A distinct memory from my childhood came to me yesterday…as often happens now that I’m a parent. I was in a high-school-aged-female Bible study, and the two female teachers were showing us how to respond when men in our church hugged us inappropriately (too closely). Their advice was to aim for a side hug to avoid front-of-the-body contact. If a side hug wasn’t possible, our last resort was to turn the front-of-the-body hug into an “A-frame hug” by standing as far back from the man as possible and arching our backs to keep our lower bodies at a safe distance.
At the time, their advice didn’t sit well with me, but as I think about it as a mother, I see how damaging it actually was. I think that the teachers meant well and hoped that the advice would help us diffuse an uncomfortable situation in a graceful way. But the subtext to their lesson teaches girls that it’s their job to remain silent and do what they can to neutralize the situation when someone touches them inappropriately. That being polite and not causing a stir is more important than personal boundaries.
My daughter might eventually hear these messages, but she won’t hear them at home.
My husband and I will teach her that no one has the right to touch her without permission.
That if someone makes her feel uncomfortable (and sadly, they will), it’s her right to tell them “no,” and depending on the situation, tell someone else in authority (us, a teacher, a flight attendant, the police).
It’s not her job to protect the other person or their feelings.

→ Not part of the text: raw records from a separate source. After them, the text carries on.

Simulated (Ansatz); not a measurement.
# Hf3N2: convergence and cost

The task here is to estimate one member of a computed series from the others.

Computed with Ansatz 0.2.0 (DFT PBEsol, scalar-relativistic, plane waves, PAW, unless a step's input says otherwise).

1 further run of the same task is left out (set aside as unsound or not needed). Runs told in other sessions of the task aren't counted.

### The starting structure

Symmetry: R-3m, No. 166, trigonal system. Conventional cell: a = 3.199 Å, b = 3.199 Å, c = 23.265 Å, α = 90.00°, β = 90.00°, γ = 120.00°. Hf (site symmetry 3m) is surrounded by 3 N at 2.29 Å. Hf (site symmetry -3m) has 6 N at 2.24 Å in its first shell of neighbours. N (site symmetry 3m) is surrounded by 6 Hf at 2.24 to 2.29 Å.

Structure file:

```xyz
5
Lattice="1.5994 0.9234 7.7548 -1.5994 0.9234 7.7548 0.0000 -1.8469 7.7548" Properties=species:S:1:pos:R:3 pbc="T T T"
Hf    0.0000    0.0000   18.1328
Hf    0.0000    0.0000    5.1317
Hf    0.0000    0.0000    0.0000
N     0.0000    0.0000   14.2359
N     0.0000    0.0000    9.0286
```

And their words and actions are neither a reflection on her nor are they her fault. So many girls and women blame themselves and don’t speak up because “I accidentally flirted with them/said or did something bad/gave them the wrong impression/dressed inappropriately/wasn’t clear enough when I said ‘no'” etc.
The only way we can end this turn-a-blind-eye culture and normalize direct confrontation with predators is to empower our girls, one lesson at a time.